Part project 3: The Nation, the Folk and the Medieval: The Discovery and Categorization of Icelandic Folktales in the Mid-19th Century
Eline Elmiger
In the wake of the international ‘discovery’ of fairy tales as folk literature in Romanticism, folk tales were also collected and edited in Iceland. Like in other Scandinavian countries, the collection of the alleged literary tradition of the common people took place in close connection to and inspired by the German folktale collectors Jacob and Wilhelm Grimm. But not only Icelanders were interested in Icelandic folk tales. Konrad Maurer, a German legal historian, was actively involved in an Icelandic edition and collecting folk tales for his own German translation. The reception of these tales in Great Britain started soon after that, and the Icelandic folktales were translated to English by George E. J. Powell together with Eiríkur Magnússon in 1864 and 1866.
However, the paratextual apparatus and the selection and arrangement of the narratives in the various editions show that these narratives were used for very different discursive purposes: From the Icelandic domestic perspective, the material was mostly regarded as purely Icelandic and used together with the medieval manuscripts and supposed medieval texts from post-Reformation manuscripts to further the movement for Icelandic independence. By establishing evidence of an Icelandic culture that supposedly emerged without external influence, Iceland’s status as a nation in its own right was to be consolidated. The English and German scholars on the other hand embedded these tales into a wider conceptualisation of the North or a quest for pan-Germanic elements, but not without being in close dialogue with central agents of the Icelandic national cause.
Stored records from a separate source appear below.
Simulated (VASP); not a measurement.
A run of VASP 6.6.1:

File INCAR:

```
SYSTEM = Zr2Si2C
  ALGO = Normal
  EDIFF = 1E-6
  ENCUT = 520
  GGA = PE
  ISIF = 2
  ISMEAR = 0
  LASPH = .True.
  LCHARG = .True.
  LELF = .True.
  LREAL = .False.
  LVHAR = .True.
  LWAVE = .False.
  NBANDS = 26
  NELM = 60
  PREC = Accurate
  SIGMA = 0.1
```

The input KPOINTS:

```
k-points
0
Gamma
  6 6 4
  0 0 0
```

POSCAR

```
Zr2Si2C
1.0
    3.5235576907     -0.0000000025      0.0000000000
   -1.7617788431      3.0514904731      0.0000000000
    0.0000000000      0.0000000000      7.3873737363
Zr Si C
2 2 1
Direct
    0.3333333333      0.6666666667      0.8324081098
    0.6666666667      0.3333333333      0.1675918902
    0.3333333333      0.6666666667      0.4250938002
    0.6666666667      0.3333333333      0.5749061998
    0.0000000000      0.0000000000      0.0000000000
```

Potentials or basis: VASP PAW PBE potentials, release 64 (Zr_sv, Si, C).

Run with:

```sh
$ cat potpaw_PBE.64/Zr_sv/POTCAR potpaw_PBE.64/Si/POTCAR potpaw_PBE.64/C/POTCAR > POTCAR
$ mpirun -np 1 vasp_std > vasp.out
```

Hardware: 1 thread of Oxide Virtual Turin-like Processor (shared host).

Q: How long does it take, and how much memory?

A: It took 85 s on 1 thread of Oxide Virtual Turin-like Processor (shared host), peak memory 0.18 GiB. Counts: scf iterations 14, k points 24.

Tying in with the core of the national Romantic endeavour and connecting to Herder’s Volksseele and Hegel’s Volksgeist, a key concept in the preoccupation with these texts across the different national discourses were the people (German Volk, Icelandic þjóð). Volksliteratur as “die im ungelehrten volk lebende, nicht individualistische dichtung” (Grimm 1854–1960), perceived and discursivised as a literature with roots in a long oral tradition, was set in close conceptual relation to the medieval literary heritage. In particular the agents abroad, who discovered and studied these texts in the first generation, were across the countries the same who also held an interest for the medieval literary tradition. The Brothers Grimm in the first generation, and Konrad Maurer and Eiríkur Magnússon in the second generation, translated the folktales to German and English alongside their editions and translations of medieval Icelandic sagas, Old Norse Eddic mythology and heroic poetry (Jacob and Wilhelm Grimm, see P2) or studies of the medieval Icelandic society (Konrad Maurer, see P4).
Taking the editions and translations of Icelandic folk tales printed between 1850 and 1870 as a starting point, this PhD project will approach the complex discursive Setzungen of the folktales as part of a broader interest in the literary heritage of a people and as part of the building of nations in the mid 19th century. It will analyse the discursive and disciplinary self-positioning of these endeavours as discernible in the complex networks of human agents, texts, and notions while also considering unedited communication between the different agents.